Five million users. Eight-figure annual recurring revenue. Twenty thousand new users join us daily. Those are solid numbers for a startup called Turbo AI launched in early 2024 by Rudy Arora and Sarthak Dhawan, two 20-year-old college dropouts.

Most of this growth has occurred in the last six months, the founders tell TechCrunch, during which their AI-powered note-taking and study tool grew from one million to five million users, while remaining profitable.

They say the idea for Turbo stems from a classroom problem many students face, which involves trying to take notes while paying attention to a lecture at the same time.

“I always had trouble taking notes because I just couldn’t listen to the professor and write at the same time. I just couldn’t do it,” said CEO Dhawan. “Every time I tried to take notes, I stopped paying attention. And when I listened, I couldn’t take notes. I thought: what if I could use AI?”
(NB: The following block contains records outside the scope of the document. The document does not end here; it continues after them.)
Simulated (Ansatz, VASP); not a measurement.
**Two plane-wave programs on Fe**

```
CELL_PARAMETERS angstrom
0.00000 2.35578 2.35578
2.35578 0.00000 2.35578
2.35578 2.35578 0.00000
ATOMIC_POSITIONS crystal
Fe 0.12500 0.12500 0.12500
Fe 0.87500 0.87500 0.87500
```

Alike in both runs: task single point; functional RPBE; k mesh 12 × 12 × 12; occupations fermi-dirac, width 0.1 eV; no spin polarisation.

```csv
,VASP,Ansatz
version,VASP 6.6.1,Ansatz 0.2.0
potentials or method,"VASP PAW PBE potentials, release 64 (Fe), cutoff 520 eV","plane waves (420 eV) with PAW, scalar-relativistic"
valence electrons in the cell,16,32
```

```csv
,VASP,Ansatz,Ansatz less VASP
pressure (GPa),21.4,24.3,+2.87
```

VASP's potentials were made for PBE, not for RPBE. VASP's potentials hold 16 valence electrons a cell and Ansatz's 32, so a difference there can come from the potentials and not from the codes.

So the two created Turbolearn as a side project to allow them to record lectures and automatically generate notes, flashcards and quizzes. They started sharing it with friends, and then it spread to their classmates at Duke and Northwestern, where they were enrolled until dropping out this year. Within months, the app had reached other universities, including Harvard and MIT.

The product takes the usual note-taking formula (record, transcribe, summarize) and makes it interactive with study notes, quizzes and flashcards, as well as a built-in discussion assistant that explains key terms or concepts.

However, recordings in large rooms often pick up background noise, so the founders created features that allow students to upload PDFs, lectures, YouTube videos, or readings. This is now a more common use case than live lecture recordings.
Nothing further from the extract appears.